The researcher's algorithm requires 4 inputs to function:
1. The query terms(s).
2. A Word (term) x Document matrix across a index.
3. A Document x Word (term) matrix across a index.
4. A Word (term) frequency list across a index. That is
how many times each word appears across the entire
index.
For their purposes, a document doesn't correspond to an actual
real-world document (they actually call them text events).
Rather, for now, it corresponds to one sentence (having that
configurable might also be useful). I figure the best way to
handle this is to break down documents into their sentences
(using Apache Tika or something similar), putting each
sentence in as its own document in the index. I am confident I
can do this in the Admin UI I provide using the
mapper-attachement plugin as a starting point. The downside is
that breaking up the document before giving it to
elasticsearch isn't a very configurable way of doing it. If
they want to change the resolution to their algorithm, they
would need to re-add all documents to the index again. If the
index stored that full documents as is and the
search algorithm could chose what resolution to work at per
query then that would be perfect. I'm not sure it is possible
or not though.
The next problem is how to get the three inputs they require
and pass it into their pluggable search algorithm. I'm really
struggling where to start with this one. It seems from looking
at Luecene that I need to provide my own search/query
implementation, but I'm not sure if this is right or not.
There also doesn't seem to be any search plugins listed on the
elasticsearch site, so I'm not even sure if it is possible.
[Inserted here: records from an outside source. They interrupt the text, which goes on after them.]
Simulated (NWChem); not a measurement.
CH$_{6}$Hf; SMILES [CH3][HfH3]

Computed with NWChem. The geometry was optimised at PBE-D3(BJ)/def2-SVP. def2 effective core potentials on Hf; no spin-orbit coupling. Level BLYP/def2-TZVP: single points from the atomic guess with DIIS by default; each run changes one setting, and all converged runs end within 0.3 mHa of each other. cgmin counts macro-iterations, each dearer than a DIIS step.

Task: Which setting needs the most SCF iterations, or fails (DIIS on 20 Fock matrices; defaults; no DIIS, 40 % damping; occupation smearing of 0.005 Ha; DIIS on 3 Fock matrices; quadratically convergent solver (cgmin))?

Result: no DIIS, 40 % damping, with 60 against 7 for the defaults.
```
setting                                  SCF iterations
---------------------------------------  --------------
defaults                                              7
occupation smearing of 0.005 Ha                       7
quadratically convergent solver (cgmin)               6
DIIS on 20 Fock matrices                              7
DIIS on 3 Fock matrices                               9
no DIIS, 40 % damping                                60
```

The important things here are that the algorithm needs to
operate at the index level with the query terms available to
generate its schema before using the schema to score each
document in the index. From what I can tell, this means that
the scripting interface provided by elasticsearch won't be of
any use. The description of the scripting interface in the
elasticsearch guide makes it sound like a script operates at
the document level and not the index level. Other
concerns/considerations are the ability to program
this algorithm in a range of languages (just like the
scripting interface) and the ability to augment what is
returned by the REST API for a search to include the schema
the algorithm generated (which I assume means I will need to
define my own REST endpoint(s)).
Can anybody give me some advice on where to get started here?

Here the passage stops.